The All India Congress Committee (AICC) on Friday got down to the brass tacks of strategising and planning for the Assembly elections in Kerala. AICC national president Mallikarjun Kharge and Leader of the Opposition in the Lok Sabha Rahul Gandhi held a detailed round-table discussion in New Delhi with the Congress top brass from Kerala, including Kerala Pradesh Congress Committee (KPCC) president Sunny Joseph, MLA; Leader of the Opposition V.D. Satheesan; United Democratic Front (UDF) convener Adoor Prakash; and senior Congress leaders Ramesh Chennithala and M.M. Hassan.
Congress Working Committee (CWC) member Shashi Tharoor, who is in Kozhikode for the Kerala Literature Festival, told reporters that he would attend the meeting remotely, rejecting reports of a rift with the national leadership. A Congress insider said several issues were on the table, including the first phase of candidate selection. The meeting, he said, weighed the electoral pros and cons of whether sitting party MPs should contest the Assembly polls, a question that had dogged the KPCC in the election year, resulting in contradictory public statements from leaders.

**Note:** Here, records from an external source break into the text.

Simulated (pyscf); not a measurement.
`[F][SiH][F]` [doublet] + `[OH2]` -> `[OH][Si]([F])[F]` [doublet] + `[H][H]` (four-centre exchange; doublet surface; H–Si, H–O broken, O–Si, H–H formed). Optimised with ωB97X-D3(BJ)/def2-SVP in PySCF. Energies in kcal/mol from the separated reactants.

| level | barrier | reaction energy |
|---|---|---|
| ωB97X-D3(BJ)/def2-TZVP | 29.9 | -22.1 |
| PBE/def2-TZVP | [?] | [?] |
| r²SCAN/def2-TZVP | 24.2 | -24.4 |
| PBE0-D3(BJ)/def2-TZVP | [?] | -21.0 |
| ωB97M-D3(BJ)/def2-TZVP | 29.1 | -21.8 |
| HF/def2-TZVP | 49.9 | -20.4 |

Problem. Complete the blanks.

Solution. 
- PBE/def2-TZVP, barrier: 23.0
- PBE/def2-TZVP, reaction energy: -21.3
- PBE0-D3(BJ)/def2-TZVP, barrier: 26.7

He said the meeting would lay the groundwork for engaging allies, chiefly the Indian Union Muslim League and Kerala Congress parties, on seat-sharing, including swapping constituencies, particularly in central and north Kerala. According to party sources, the KPCC is of the overwhelming view that sitting MLAs should contest again, except for a few individual leaders who might seek an exception on health and age grounds. They said the Congress might contest in more seats and leaders from the younger age demographic, including the Youth Congress, will likely be in the fray to regain lost political ground.
On SNDP Yogam, NSS
The meeting took place against the backdrop of the Sree Narayana Dharma Paripalana (SNDP) Yogam and the Nair Service Society (NSS) broadcasting a dim view of Congress’s electoral prospects, despite the Opposition’s relatively good showing in the local body polls. According to Congress sources, the AICC appeared poised to mend fences with the two major Hindu social organisations, which had gravitated away from the UDF, accusing the leadership of disparaging majority community leaders to corral fundamentalist votes. The round table also discussed the potential political trajectory of the NSS-SNDP Yogam’s “newfound unity on shared interests” and who the compact would electorally benefit.
A KPCC insider said he was unsure whether the meeting discussed the Sabarimala gold theft, which has put previous Congress-led Travancore Devaswom Board (TDB) administrations on the defensive.